The name Suzanne can be traced back to her time as a model. Henri de Toulouse-Lautrec called her Susanna after the biblical story and popular art historical subject of Susanna and the Elders. The story is about the young and beautiful Susanna who is being watched during her bath by two elders. The nickname is a reference to Suzanne Valadon’s work as a model since she was exposed to the voyeuristic gaze of older men, just like the biblical figure Susanna.
During her time as a model, Suzanne continued drawing. She was able to watch and learn techniques from the artists surrounding her. Lautrec introduced Edgar Degas to Valadon’s drawings. She met Degas around 1890 and he became her friend, admirer of her art, and her patron. He also taught her etching and drawing techniques. Degas encouraged her to exhibit at the Salon de la Société Nationale des Beaux-Arts in 1894, which made her the first self-taught woman who participated in the Salon’s exhibition. The fact that Valadon was not only self-taught but also a woman from the lower class made the acceptance of her work an immense achievement.

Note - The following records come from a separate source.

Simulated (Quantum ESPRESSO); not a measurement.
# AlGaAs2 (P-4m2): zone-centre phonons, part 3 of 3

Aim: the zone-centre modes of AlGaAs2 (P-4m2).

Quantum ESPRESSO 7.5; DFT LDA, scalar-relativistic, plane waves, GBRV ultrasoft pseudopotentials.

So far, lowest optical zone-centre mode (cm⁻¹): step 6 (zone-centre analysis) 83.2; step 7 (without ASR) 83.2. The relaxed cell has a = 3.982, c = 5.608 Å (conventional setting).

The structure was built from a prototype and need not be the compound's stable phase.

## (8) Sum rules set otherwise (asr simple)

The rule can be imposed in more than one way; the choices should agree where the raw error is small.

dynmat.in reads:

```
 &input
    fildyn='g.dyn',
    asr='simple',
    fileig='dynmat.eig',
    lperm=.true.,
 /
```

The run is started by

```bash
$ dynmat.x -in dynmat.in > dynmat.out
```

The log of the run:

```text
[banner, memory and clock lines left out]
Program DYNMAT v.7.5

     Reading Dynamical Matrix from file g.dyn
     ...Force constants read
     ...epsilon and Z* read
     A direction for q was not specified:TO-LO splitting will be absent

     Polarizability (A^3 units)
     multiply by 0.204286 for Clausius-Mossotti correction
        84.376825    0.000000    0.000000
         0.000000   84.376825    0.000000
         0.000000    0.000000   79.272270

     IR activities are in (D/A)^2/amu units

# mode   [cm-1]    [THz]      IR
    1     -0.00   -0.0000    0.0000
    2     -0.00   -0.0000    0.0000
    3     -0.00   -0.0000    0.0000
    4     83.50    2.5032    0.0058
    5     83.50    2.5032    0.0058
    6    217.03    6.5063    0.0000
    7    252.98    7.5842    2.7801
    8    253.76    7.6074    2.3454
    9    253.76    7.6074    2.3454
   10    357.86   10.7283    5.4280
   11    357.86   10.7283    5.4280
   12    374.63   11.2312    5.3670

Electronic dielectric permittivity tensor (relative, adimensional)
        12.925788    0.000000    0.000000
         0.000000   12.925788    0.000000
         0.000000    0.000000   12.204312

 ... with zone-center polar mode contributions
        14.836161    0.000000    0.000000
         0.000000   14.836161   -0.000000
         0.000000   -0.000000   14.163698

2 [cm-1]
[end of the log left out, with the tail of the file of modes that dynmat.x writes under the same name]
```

Valadon finally became a full-time painter in 1896. She was financially supported by her husband Paul Mousis, whom she married the same year. When Valadon divorced him in 1909, her mature style started to develop. She later married a fellow painter called André Utter who was also a friend of her son Maurice Utrillo. After 1909, Suzanne Valadon’s work was regularly shown at the Salon d’Automne. In 1912, she exhibited at the Salon des Indépendants as well.
Suzanne Valadon’s Mature Period
Even though Suzanne Valadon continued to create art during her marriage with Paul Mousis, the number of works she made decreased. When their marriage ended, Valadon would begin to create works in her mature style. This included her well-known nudes. Flat, rich colors, strong, visible contours, and ornamental backgrounds are characteristic of her later work. Valadon’s painting The Blue Room is an example of her mature style. It portrays a woman with dark hair dressed in striped trousers with a cigarette in her mouth lying sideways on a bed covered with a decorative blue blanket. The image is often interpreted as defying a traditional depiction of women. Instead of being portrayed stretching out naked on the bed, available for the viewer’s gaze, the woman wears modern clothing with a cigarette in her mouth. She seems relaxed and uninterested in the viewer.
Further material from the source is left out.